Type detection and collision avoidance at constructor time

Question

Thanks everyone for your help so far. I've narrowed it down a bit. If you look at HERE in both the script and the class, and run the script, you'll see what is going on.

The ADD line print "789 789"

when it should be printing "456 789"

What appears to be happening, is in new the class is detecting the type of the incoming argument. However if the incoming object, has the same type as the constructor it appears to be paging the incoming object, into itself (at the class level) instead of returning the old object. That is the only thing I can think of that would cause 456 to get creamed.

So how do you detect something that is the same type of a class, within a constructor and decide NOT to page that data into the class memory space, but instead return the previously constructed object?

import sys
import math

class Foo(): 

    # class level property

    num = int(0) 

    # 
    # Python Instantiation Customs: 
    # 
    # Processing polymorphic input new() MUST return something or 
    # an object?,  but init() cannot return anything. During runtime 
    # __new__ is running at the class level, while init is running 
    # at the instance level. 
    # 

    def __new__(self,*arg): 

        print ("arg type: ", type(arg[0]).__name__)

###  functionally the same as isinstance() below
#
#       if (type(arg[0]).__name__) == "type": 
#           if arg[0].__name__ == "Foo":
#               print ("\tinput was a Foo")
#               return arg[0] # objects of same type intercede

### HERE <------------------------------------- 
# 
# this creams ALL instances, because since we are a class 
# the properties of the incoming object, seem to overwride 
# the class, rather than exist as a separate data structure. 

        if (isinstance(arg[0], Foo)): 
            print ("\tinput was a Foo")
            return arg[0] # objects of same type intercede

        elif (type(arg[0]).__name__) == "int": 
            print ("\tinput was an int")
            self.inum = int(arg[0]) # integers store
            return self

        elif (type(arg[0]).__name__) == "str": 
            print ("\tinput was a str")
            self.inum = int(arg[0]) # strings become integers
            return self

        return self 

    def __init__(self,*arg):
        pass

    # 
    # because if I can do collision avoidance, I can instantiate 
    # inside overloaded operators: 
    # 

    def __add__(self,*arg): 

        print ("add operator overload")

        # no argument returns self

        if not arg: 
            return self

        # add to None or zero return self

        if not arg[0]: 
            return self

        knowntype = Foo.Foo(arg[0])

        # add to unknown type returns False

        if not knowntype: 
            return knowntype

        # both values are calculable, calculate and return a Foo

        typedresult = (self.inum + knowntype.inum) 

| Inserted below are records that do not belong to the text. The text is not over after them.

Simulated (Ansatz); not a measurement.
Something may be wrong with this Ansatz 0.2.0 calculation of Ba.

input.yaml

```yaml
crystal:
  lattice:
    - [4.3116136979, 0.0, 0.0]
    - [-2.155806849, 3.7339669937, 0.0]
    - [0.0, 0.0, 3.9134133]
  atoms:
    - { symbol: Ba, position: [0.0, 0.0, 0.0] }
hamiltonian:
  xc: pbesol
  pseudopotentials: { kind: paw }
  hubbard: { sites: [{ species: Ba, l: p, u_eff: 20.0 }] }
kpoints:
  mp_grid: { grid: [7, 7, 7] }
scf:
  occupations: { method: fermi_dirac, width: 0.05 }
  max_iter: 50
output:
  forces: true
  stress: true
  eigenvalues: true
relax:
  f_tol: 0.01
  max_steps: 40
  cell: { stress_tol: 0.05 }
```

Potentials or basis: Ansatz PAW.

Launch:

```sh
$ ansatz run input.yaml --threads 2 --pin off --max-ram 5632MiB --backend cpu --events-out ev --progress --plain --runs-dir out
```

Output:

        return Foo.Foo(typedresult) 

    def __str__(self): # return a stringified int or empty string

        # since integers don't have character length, 
        # this tests the value, not the existence of:  

        if self.inum: 
            return str(self.inum)

        # so the property could still be zero and we have to 
        # test again for no reason. 

        elif self.inum == 0:
            return str(self.inum)   

        # return an empty str if nothing is defined. 

        return str("")

testfoo.py:

#! /usr/bin/python

import sys
import Foo 

# A python class is not transparent like in perl, it is an object 
# with unconditional inheritance forced on all instances that share 
# the same name. 

classhandle = Foo.Foo 

# The distinction between the special class object, and instance 
# objects is implicitly defined by whether there is a passed value at 
# constructor time. The following therefore does not work. 

# classhandle = Foo.Foo() 

# but we can still write and print from the class, and see it propagate, 
# without having any "object" memory allocated.  

print ("\nclasshandle: ", classhandle)
print ("classhandle classname: ", classhandle.__name__) # print the classname
print ("class level num: ", classhandle.num)     # print the default num
classhandle.classstring = "fdsa" # define an involuntary value for all instances

print ("\n")

# so now we can create some instances with passed properties. 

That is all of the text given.